A Binomial distribution is a probability distribution that describes the number of successes in a fixed number of independent trials, where each trial has the same probability of success. It is often used to model situations where there are only two possible outcomes for each trial, such as heads or tails in a coin toss.

## 2. How do you calculate the probability of a specific number of successes in a Binomial distribution?

The probability of a specific number of successes in a Binomial distribution can be calculated using the formula P(x) = nCx * p^x * (1-p)^(n-x), where n is the number of trials, x is the number of successes, and p is the probability of success in each trial. nCx represents the number of combinations of x successes out of n trials.

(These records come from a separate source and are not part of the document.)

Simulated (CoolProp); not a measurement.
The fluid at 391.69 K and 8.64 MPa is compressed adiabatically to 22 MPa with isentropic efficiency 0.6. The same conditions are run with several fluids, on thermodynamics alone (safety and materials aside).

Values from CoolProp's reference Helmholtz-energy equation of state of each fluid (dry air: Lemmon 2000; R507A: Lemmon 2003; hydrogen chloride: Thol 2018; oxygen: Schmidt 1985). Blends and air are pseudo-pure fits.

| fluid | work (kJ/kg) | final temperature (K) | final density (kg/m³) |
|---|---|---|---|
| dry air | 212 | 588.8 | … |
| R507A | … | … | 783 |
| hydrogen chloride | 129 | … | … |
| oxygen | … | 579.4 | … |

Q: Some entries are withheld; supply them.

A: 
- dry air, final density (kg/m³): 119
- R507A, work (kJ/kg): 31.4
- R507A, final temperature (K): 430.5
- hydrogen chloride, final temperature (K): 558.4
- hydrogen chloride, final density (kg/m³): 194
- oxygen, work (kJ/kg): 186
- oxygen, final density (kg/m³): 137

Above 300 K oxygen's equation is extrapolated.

## 3. What is the expected value of a Binomial distribution?

The expected value of a Binomial distribution is equal to n * p, where n is the number of trials and p is the probability of success in each trial. This represents the average number of successes that can be expected in a given number of trials.

## 4. How do you handle probabilities for a large number of trials in a Binomial distribution?

For a large number of trials in a Binomial distribution, it is often more convenient to use the Normal approximation. This involves calculating the mean and standard deviation of the Binomial distribution and then using the Normal distribution to estimate probabilities.

## 5. Can the Binomial distribution be used for continuous data?

No, the Binomial distribution is only applicable for discrete data where there are a fixed number of trials and only two possible outcomes for each trial. For continuous data, other distributions such as the Normal distribution may be more appropriate.